Hypothesis Testing

2025-11-09

What is Hypothesis Testing?

Hypothesis testing is a way data is used to make decisions. We test a statement (hypothesis) about a population using a sample.

Example: We want to know if a new study method improves student’s exams scores compared to a traditional method.

We test this using Hypothesis Testing

Collect Data
Compare Averages
Decide if difference is real or random

Two types of Hypotheses

Null hypothesis (H₀): The new method has no effect. \(H_0: \mu_{new} = \mu_{old}\)
Alternative hypothesis (Hₐ): The new method improves scores. \(H_a: \mu_{new} > \mu_{old}\)

Math

For two groups of students: \[ t = \frac{\bar{x}_{new} - \bar{x}_{old}}{\sqrt{\frac{s_{new}^2}{n_{new}} + \frac{s_{old}^2}{n_{old}}}} \]
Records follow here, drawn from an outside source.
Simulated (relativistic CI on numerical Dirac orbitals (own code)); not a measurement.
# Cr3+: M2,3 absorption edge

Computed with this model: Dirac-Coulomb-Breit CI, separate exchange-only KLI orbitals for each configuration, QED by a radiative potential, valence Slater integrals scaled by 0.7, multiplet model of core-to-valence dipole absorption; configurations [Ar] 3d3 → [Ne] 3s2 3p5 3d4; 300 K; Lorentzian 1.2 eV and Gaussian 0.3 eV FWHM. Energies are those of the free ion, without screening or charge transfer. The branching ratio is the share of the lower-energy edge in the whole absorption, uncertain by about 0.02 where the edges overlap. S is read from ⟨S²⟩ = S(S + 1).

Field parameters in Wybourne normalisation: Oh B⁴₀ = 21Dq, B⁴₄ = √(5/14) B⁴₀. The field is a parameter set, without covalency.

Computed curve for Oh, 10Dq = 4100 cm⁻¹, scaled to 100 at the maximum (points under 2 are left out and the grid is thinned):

If the difference between the averages is big enough (|t| is large), it is unlikely to have happened by luck. H₀ is rejected

Example

Study Methods vs Test Scores 30 students in each group (old/new study method) are tested. Code to create data set. Example is not accurate, random data used.

set.seed(42)
traditional <- rnorm(30, mean = 75, sd = 8)
new_method <- rnorm(30, mean = 81, sd = 7)

data <- tibble(
  method = c(rep("Traditional", 30), rep("New Method", 30)),
  score = c(traditional, new_method)
)

Running the t-test

Test to see if the new study method leads to higher exam scores than the typical study method. This is a right-tailed t-test Right-Tailed t-test - testing if the new group’s mean is greater Code to run a t-test.

tt<-t.test(score ~ method, data=data, alternative = "greater")
t_value <- unname(tt$statistic)
p_value <- tt$p.value

cat("t-value:", round(tt$statistic, 3), 
    "p-value:", round(tt$p.value, 4))

## t-value: 2.024 p-value: 0.024

Results: - t-value how far apart the two groups are from each other - p-value probability of seeing this difference randomly If P < 0.05, reject the H₀ and conclude the new method improves exam scores.

Boxplot of Exam Scores

If the mean of the new method box is higher, this suggests the students scored better using that method.

Sampling distribution

We can bootstrap the data to see how the averages vary randomly. Code to complete bootstrap using R:

set.seed(10)
boot_diffs <- replicate(3000, {
mean(sample(traditional, 30, replace = TRUE)) -
mean(sample(new_method, 30, replace = TRUE))
})
boot_df <- tibble(diff = boot_diffs)
obs_diff <- mean(traditional) - mean(new_method)

ggplot(boot_df, aes(x = diff)) +
geom_histogram(bins = 40, fill = "lightblue") +
geom_vline(xintercept = obs_diff, color = "green", linetype = "dashed") +
labs(title = "Bootstrap Differences in Mean Exam Scores",
x = "Mean Difference (Traditional – New Method)",
y = "Frequency") +
theme_minimal(base_size = 14)

Plotly Code

cat("<style>pre code{font-size:14px;}</style>")
tt <- t.test(score ~ method, data = data, alternative = "greater")
t_val <- as.numeric(tt$statistic)
df <- as.numeric(tt$parameter)
x <- seq(-5, 5, 0.01)
y <- dt(x, df)
pval <- pt(t_val, df, lower.tail = FALSE)

x_right <- x[x >= t_val]

plot_ly() |>
add_lines(x = x, y = y, name = "t-curve") |>
add_polygons(x = c(x_right, rev(x_right)),
y = c(dt(x_right, df), rep(0, length(x_right))),
name = "p-value area", opacity = 0.5) |>
layout(title = paste("p-value =", signif(pval, 3)),
xaxis = list(title = "t values"),
yaxis = list(title = "Density"))

Plotly graph

The plot shows the created t-distrubution curve with a shaded area representing the p-value. Small shaded area = small p-value = reject H₀

p-value

The p-value is the chance of seeing results this extreme if H₀ were true. \[ p = P(T_{\text{df}} \ge t_{\text{obs}}) \]

If 𝑝<𝛼reject H₀, (evidence that the new method helps). If 𝑝<𝛼, fail to reject H₀ (not enough evidence).

Conclusion

Hypothesis testing helps to decide is results are real or by accident
In our example, we tested a new study method vs exam scores
a low p-value (< 0.05) means they results are not likely by random chance, so the null hypothesis is rejected.